HCL Technologies acquisition of some IBM products for a whopping $1.8 billion failed to enthuse investors as the market awaits greater clarity on the contours of the deal.
The stock fell as much as 7.6 per cent after the deal announcement.
Analysts and industry watchers feel HCL will have to add significant capacity to be able to sell these products without the IBM banner.
“It is important to note that most of these products have been sold on the back of the stable relationship with IBM, existing Strategic Outsourcing or a Managed Services contracts and the ability to convert capex (capital expenditure) to opex (operational expenditure) thanks to IBM’s financing arm,” said Sanchit Vir Gogia, CEO at research firm Greyhound Research.
The deal, which is the biggest ever by an Indian IT services provider, seeks to capitalise on HCL’s customer base and the over 5,000 customers these IBM products have.
“This is a new business for HCL and while it is related to their product engineering business it is still a significantly different business model with different sales motions, investment cycles and customer relationship management. As such this is a huge bet by HCL on a new business line,” said Peter Bendor-Samuel, CEO at research firm Everest Group.
Phil Fersht, CEO of research firm HfS, said the move sets up HCL for the next few years and gives the firm a huge additional client base to boost its services.

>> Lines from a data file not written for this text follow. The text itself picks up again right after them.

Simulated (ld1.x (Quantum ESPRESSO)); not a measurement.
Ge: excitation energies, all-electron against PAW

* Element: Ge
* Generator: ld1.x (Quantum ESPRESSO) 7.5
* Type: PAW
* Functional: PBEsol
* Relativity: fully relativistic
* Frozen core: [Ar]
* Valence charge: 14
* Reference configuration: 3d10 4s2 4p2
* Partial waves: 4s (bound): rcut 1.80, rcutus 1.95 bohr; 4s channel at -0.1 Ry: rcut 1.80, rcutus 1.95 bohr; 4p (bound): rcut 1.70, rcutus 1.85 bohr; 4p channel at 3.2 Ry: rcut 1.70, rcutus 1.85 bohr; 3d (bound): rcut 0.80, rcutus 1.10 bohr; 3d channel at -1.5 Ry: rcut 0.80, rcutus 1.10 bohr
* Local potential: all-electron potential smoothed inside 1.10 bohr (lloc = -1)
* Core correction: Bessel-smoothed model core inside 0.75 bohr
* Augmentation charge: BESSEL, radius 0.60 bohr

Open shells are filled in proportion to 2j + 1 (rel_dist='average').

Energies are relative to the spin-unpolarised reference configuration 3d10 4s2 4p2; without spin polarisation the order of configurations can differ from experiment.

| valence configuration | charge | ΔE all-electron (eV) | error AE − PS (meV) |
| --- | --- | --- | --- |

“HCL is a good home for these products – some of the work they’ve (HCL) done with other tools has been impressive… They have the engineer elbow grease to get right into the engine room and rebuild it. But the worry is a lot of these tools have better alternatives in the market with a much clearer product roadmap – so they’ll have their work cut out ramping up quick enough,” he said.
In a note to clients on Friday, Edelweiss Research maintained its buy rating on HCL’s shares and said they “await further clarity on revenue cannibalisation and amortisation accounting.